US condemns latest wave of Muslim-Christian violence

The United States Embassy has condemned the violence that broke out in Cairo on Sunday outside the Coptic Orthodox Cathedral and the clashes that led to them in Qalyubiya on Friday.

Four people were killed in Qalyubiya’s Khosous as Muslims and Christians engaged in armed encounters. The events were reportedly sparked after a group of boys had spray-painted derogatory graffiti on the walls of an Islamic school.

Following a funeral service at the cathedral, the office of Orthodox Church head Pope Tawadros II, the procession was assaulted by unknown attackers, which sparked further battles leading to the death of two and the injury of 89, according to the Ministry of Health.

In its statement, the US Embassy welcomes President Mohamed Morsy’s decision to launch an investigation into the events.

“Ambassador Patterson and the entire staff of the Embassy convey our deepest condolences to the friends and families of the Egyptians – both Christian and Muslim – who were killed or injured in the recent violence in Khosous and Abassiyya”, read the statement published on the Embassy’s facebook page.

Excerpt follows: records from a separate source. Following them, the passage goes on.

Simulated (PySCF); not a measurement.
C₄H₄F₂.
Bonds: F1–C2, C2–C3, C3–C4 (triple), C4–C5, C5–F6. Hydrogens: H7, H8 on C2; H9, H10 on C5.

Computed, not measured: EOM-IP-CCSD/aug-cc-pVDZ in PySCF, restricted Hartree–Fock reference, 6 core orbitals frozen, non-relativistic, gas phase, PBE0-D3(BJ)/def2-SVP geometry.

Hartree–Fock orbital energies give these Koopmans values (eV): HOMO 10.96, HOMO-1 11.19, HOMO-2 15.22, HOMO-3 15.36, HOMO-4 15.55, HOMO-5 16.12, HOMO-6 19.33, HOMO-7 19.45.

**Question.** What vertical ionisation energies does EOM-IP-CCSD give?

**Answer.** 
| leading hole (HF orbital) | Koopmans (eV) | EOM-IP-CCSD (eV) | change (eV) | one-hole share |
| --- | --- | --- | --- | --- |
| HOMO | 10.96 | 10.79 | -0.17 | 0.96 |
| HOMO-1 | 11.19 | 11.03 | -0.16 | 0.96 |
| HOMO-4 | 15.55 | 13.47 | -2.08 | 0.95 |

“It is the responsibility of the state to protect all of its citizens,” it concluded.

The European Union too has voiced concern over the recent violence. "I am extremely worried about the violent incidents at the Abbasseya Coptic Cathedral in Cairo. On hearing the news I immediately contacted the presidency, strongly urging restraint and for the security forces to control the situation," Catherine Ashton, the EU’s foreign policy chief, said in a statement.